Fine-grained circuit breaking policies

One of the benefits of a library approach is the fine-grained application aware circuit-breaking policies we can apply. Hystrix documentation uses the examples of different read/query/write invocations to a single upstream cluster. For example, from the Hystrix FAQ :

Often a single network route via a cluster of loadbalancers 
will serve many different types of functionality that end 
up in several different HystrixCommands.

Each HystrixCommand needs the ability to set different 
throughput constraints, timeout values and fallback strategies.

With Envoy, we can accomplish the same surgical circuit-breaking policy via route matching specifying which exact cluster invocations we want to operate on and by specific cluster policies.

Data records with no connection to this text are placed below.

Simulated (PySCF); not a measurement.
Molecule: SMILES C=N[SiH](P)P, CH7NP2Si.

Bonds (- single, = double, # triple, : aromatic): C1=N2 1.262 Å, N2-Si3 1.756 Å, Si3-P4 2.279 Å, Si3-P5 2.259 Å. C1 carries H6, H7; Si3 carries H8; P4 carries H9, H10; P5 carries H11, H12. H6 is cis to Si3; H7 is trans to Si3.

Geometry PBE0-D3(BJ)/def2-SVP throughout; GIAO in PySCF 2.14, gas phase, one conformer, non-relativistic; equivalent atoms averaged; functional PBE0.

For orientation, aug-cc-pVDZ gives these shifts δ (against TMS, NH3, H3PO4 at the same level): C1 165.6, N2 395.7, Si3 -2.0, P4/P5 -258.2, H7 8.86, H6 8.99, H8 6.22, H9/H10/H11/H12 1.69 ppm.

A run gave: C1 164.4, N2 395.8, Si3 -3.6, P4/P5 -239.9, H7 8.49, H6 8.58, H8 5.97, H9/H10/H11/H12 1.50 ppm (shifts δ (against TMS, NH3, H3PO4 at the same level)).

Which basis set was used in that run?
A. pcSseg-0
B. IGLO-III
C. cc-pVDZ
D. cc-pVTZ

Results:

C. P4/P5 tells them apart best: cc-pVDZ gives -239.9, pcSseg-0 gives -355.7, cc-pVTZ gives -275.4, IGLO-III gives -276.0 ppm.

Fine-grained circuit-breaking with Istio

We can use Istio higher-level configuration to specify fine-grained clusters and circuit-breaking. In Istio, we use DestinationPolicies to configure load balancing and circuit-breaking policies. Here’s an example of a destiantion policy specifying circuit-breaking functionality in Istio:

metadata:
  name: reviews-cb-policy
  namespace: default
spec:
  destination:
    name: reviews
    labels:
      version: v1
  circuitBreaker:
    simpleCb:
      maxConnections: 100
      httpMaxRequests: 1000
      httpMaxRequestsPerConnection: 10
      httpConsecutiveErrors: 7
      sleepWindow: 15m
      httpDetectionInterval: 5m

What to do when circuit is tripped?

The last piece to the circuit breaking puzzle is what happens when we reach our circuit-breaking thresholds. With Hystrix, the concept of fallbacks is built into the library and can be orchestrated by the library. In Hystrix we can do things like cache results, fallback to default values, or even take alternative paths by calling different services. We can also get very fine-grained detail about what failed and make application-specific decisions.

With a service mesh, at the moment without specialized libraries for failure context propagation, the failure reasons are more opaque. This doesn’t mean our application cannot take fallbacks (for both transport and client-specific errors). I’d argue it’s very important for the protocol of any application, whether using library-specific frameworks OR NOT) to always adhere to the promises it’s trying to keep for its clients. If it finds that it cannot complete its intended action, it should figure a way to gracefully degrade. Luckily, you don’t need application-specific frameworks for this. Most languages have built-in error and exception trapping and handling. Fallbacks should be implemented in these exception paths.

Recap

  • Circuit breaking is a specialized behavior of load balancers
  • Hystrix performs only the circuit-breaking features; load balancing can be paired with Ribbon (or any client-side load balancing library)
  • Hystrix has the notion of “fallback” as a library/framework concern and makes that front-and-center
  • Envoy has circuit breaking and outlier detection as part of its load balancing implementation
  • Envoy “circuit breaking” is more like Hystrix bulkhead and “outlier detection” is more similar to Hystrix circuit-breaker
  • Envoy has lots of default production/battle tested features like panic thresholds
  • Service mesh lacks the ability to provide failure context back to the application (for now! stay tuned!)